RE: How to Take the whole file as a partition

2015-09-03 Thread Ewan Leith
Have a look at the sparkContext.binaryFiles, it works like wholeTextFiles but 
returns a PortableDataStream per file. It might be a workable solution though 
you'll need to handle the binary to UTF-8 or equivalent conversion

Thanks,
Ewan

From: Shuai Zheng [mailto:szheng.c...@gmail.com]
Sent: 03 September 2015 15:22
To: user@spark.apache.org
Subject: How to Take the whole file as a partition

Hi All,

I have 1000 files, from 500M to 1-2GB at this moment. And I want my spark can 
read them as partition on the file level. Which means want the FileSplit turn 
off.

I know there are some solutions, but not very good in my case:
1, I can't use WholeTextFiles method, because my file is too big, I don't want 
to risk the performance.
2, I try to use newAPIHadoopFile and turnoff the file split:

lines = 
ctx.newAPIHadoopFile(inputPath, NonSplitableTextInputFormat.class, 
LongWritable.class, Text.class, hadoopConf).values()

.map(new Function() {

@Override

public String call(Text arg0) throws Exception {

return arg0.toString();

}

});

This works for some cases, but it truncate some lines (I am not sure why, but 
it looks like there is a limit on this file reading). I have a feeling that the 
spark truncate this file on 2GB bytes. Anyway it happens (because same data has 
no issue when I use mapreduce to do the input), the spark sometimes do a trunc 
on very big file if try to read all of them.

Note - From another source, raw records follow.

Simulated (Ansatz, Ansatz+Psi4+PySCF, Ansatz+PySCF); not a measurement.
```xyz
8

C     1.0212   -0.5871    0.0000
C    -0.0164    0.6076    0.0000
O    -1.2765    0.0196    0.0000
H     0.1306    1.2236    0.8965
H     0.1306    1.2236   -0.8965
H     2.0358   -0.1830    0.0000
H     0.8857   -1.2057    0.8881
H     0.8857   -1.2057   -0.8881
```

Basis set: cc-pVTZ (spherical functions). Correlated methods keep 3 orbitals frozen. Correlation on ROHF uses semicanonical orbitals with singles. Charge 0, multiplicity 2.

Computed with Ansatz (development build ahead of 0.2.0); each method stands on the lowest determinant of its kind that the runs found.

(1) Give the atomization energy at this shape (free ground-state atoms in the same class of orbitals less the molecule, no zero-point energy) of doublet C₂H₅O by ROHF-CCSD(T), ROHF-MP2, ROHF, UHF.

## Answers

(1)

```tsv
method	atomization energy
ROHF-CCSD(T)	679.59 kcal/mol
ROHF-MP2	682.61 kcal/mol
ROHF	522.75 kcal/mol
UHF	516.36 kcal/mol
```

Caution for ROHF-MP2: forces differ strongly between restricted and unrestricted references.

3, I can do another way is distribute the file name as the input of the Spark 
and in function open stream to read the file directly. This is what I am 
planning to do but I think it is ugly. I want to know anyone have better 
solution for it?

BTW: the file currently in text format, but it might be parquet format later, 
that is also reason I don't like my third option.

Regards,

Shuai


Re: How to Take the whole file as a partition

2015-09-03 Thread Tao Lu
You situation is special. It seems to me Spark may not fit well in your
case.

You want to process the individual files (500M~2G) as a whole, you want
good performance.

You may want to write our own Scala/Java programs and distribute it along
with those files across your cluster, and run them in parallel.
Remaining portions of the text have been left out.